But when the river rises and the Queen begins to move, all aboard are in for a trip!
The read was light, fun, engaging and full of interesting characters and situations. It reads as part of a larger whole, but that is life as we know it and I actually don't know if there is either a book before or after.
Four stars for light read, 3 against books in general (nothing wrong with it, fun, but light and without anything major to recommend it).
A little slow getting started, but a heap of fun once it got going. A rollicking adventure in 19th century Missouri aboard steamboats and steam trains, with a colorful and spunky traveling theater troupe. McCaughrean's whimsical descriptions routinely make you smile...some of my favorites: "a great tidal wave of Boredom rolled in from the eastern horizon, then broke over the school roofs"; "his only luggage was a sackload of dread"; "a flock of fluffy white clouds were lining up to jump the sun." Good fun.
Absolutely hilarious. This one was even better than its predecessor, Stop the Train! I was laughing all over the place. I have no idea how Ms. McCaughrean comes up with such a cast of unique and quirky characters, but they were all fabulous. And the situations these characters find themselves in were suitably over the top and always funny. I would certainly enjoy reading more about these characters.

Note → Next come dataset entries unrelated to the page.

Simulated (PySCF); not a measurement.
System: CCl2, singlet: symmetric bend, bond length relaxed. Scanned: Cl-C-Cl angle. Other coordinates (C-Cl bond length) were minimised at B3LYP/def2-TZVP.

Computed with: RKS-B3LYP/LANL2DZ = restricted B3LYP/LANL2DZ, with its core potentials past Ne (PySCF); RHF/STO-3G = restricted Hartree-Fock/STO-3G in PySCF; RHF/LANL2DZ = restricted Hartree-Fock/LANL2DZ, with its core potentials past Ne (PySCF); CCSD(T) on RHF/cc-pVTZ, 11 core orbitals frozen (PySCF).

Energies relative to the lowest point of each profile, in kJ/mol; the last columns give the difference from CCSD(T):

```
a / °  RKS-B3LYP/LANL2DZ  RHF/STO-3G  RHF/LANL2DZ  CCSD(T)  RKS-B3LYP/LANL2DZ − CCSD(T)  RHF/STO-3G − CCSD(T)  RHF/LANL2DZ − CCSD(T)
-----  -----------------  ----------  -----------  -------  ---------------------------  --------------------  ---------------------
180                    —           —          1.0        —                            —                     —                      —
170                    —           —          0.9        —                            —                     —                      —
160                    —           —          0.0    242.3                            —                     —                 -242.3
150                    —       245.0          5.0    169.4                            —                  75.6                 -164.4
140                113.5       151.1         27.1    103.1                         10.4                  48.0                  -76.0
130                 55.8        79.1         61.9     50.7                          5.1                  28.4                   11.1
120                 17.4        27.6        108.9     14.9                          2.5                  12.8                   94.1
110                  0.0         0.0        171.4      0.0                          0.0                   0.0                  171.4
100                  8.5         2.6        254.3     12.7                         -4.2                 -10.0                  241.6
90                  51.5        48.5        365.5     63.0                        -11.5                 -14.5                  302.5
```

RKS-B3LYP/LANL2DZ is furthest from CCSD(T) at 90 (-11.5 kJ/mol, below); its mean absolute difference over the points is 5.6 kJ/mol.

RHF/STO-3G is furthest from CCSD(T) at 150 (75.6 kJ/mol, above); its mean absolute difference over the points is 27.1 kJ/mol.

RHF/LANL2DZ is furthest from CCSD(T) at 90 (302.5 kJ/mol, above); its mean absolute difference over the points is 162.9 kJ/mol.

Diptheria hits town and that means the kids need to leave. So Kookie, Cissy and Tibbie leave with their teacher Ms. May and head to meet up with the Bright Lights Theater Company and their previous teacher. They join the company on the Sunshine Queen and set sail down the Missouri River. There is a whole cast of unique characters who round out the group aboard the Sunshine Queen on their adventures on the river. The book does start out a little slow, but it is a gentler read.
I listened to about half of this, not going to finish it. It's ok, especially if listened on audio or if a parent or teacher read it aloud and could stop and explain confusing parts. i think the vocabulary and sentence structure would be extremely difficult for many grade schoolers. Also, the plot moved along so quickly it would be hard for many kids to keep up. I'll only recommend it to the more advanced readers.
What a delightful surprise this book was! It confirms the adage "don't judge a book by its cover" as the cover did not really inspire me.
The story positively romps along in a Huck Finn style adventure. The characters are larger than life and the plot ducks and dives to the ultimate climax.
Quite an easy read - fun for any junior lover of adventure with a pinch of romance and lots of drama thrown in.
As good as the first one, Stop that Train, by the same author. Cute, funny, well told. Most of our favorite characters are back for more adventures but this time on a river steam boat. Kinda reminded me of Mississippi Jack, y LA Meyer. My biggest complaint was I listened to both on audio book and the first book was a full cast production and this one was with a new reader who would mispronounce some of the characters names. I want consistency. Still 5 stars.
I love the way Geraldine McCaughrean turns a phrase and she works her magic here, but the story wasn't her best. It's a river tale, similar to the structure of Huck Finn, with stops along the river as the occasion to move the plot along. Interesting characters. Does a nice job of conveying the time period.
Geraldine McCaughrean never disappoints and her range of genres is amazing. She is a storyteller first and foremost using rich language and funny play on words. This is a rollicking, literally, adventure set in the era of paddleboat steamers. Only this group of ragtag thespians could have this much bad luck and come out triumphant.
I listened to an audio version of The Glorious Adventures of the Sunshine Queen and thoroughly enjoyed it. It's a madcap adventure with a large and varied cast of characters on a paddleboat cruising the Mississippi in the 1800s. I had a long drive after a 28-hour travel day that included three plane rides and was kept awake and engaged by the humor and solid storytelling.
Mostly this was a three star book, but it did improve in the last quarter. There were some amusing characters (though the main character wasn't terribly appealing), and the adventures were sometimes entertaining. The excessive and over-the-top metaphors, though, became increasingly annoying as the story meandered along.
An adventure story that takes you aboard The Queen, a run down paddle boat. The Bright Light theatre company set sail after an outbreak of illness and bad weather. Taking with them children and various performers. Along the way they perform shows, battle pirates, outwit con-artists and free a dead man. Lots of characters and information, some good historical facts and lots of adventure.
A fun story about a lot of unusual people and a riverboat. Misspelled notes and letters were annoying to get through and I honestly lost track of most of the secondary male characters but definitely a fun read.
1890 Adventures and misadventures of two Oklahoma classmates who travel down the Missouri River with traveling actors on a paddleboat, while diphtheria spreads across the land. Sequel to Stop the train!
There's a huge list of characters in the front of the book and the text seemed overly descriptive. I admit that I didn't read much of the book so, to be fair, I won't be giving it a rating.
"Families who enjoy reading aloud together couldn't do much better than this"; "so imaginative a cast and so preposterously and cunningly devised a plot" (from BCCB)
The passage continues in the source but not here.